Sunday, 28 August 2016

Theatre space

As I awoke this morning I tuned in as usual to BBC R4 and heard the introduction to the Sunday Service which today was from Greyfriars Kirk in Edinburgh. I've just come home from a few days up there at the Festival and it grows larger and larger every year. So I was frankly surprised that there were any church buildings left which, for the month of August anyway, were still being used for their original purpose and not turned over to yet another Fringe venue. One of the best performances I saw at the Festival this past week was Alan Cummings in his cabaret show at The Hub which itself is a former church building and which becomes the Edinburgh International Festival Box Office and prime venue, just under the Castle on the Royal Mile. I remember seeing Alan Cummings nearly 10 years ago at the Festival, in 'The Bacchae' albeit at the 'proper' King's Theatre and it remains one of the most powerful performances I have ever seen.

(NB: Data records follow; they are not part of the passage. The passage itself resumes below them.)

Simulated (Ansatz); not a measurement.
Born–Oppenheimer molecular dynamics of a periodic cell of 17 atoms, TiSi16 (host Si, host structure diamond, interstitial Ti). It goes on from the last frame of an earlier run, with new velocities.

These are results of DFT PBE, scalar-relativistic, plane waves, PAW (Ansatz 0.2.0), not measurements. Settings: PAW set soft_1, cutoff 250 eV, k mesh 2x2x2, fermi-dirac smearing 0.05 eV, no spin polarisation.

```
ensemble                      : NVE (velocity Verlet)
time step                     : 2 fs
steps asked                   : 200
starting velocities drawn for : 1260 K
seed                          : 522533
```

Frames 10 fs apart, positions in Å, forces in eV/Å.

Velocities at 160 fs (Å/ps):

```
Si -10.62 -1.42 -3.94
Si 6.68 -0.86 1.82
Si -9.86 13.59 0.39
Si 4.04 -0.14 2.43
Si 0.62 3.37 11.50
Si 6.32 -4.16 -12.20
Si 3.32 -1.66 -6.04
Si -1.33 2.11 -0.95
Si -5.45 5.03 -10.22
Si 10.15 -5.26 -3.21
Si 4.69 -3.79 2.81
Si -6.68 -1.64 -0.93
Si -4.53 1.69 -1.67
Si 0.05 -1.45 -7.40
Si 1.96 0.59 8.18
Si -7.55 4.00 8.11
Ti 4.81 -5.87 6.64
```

Also this week I saw a couple of shows at one of Edinburgh's newest venues which isn't a church building for a change but rather another type of theatre - a 'demonstration' theatre. This intimate, steeply tiered and seated, cold and bleak space was formerly the 'operating theatre' at what was the Veterinary School at Summerhall in Edinburgh. It makes for a rather chilling performance space and perfectly suited to shows with little or no props or staging including the brilliant staged reading of  Judith Kampfner's  'Henry Darger Is'. And on that note of brilliant 'stripped down' performances, last night back here in London, I saw the American Fiasco Theatre Company (or Theater Company, as they would say) production of  Sondheim's 'Into the Woods' which was equally simple in staging and props but also wonderfully evocative - less distraction and so more concentration on the actors and the text which I love.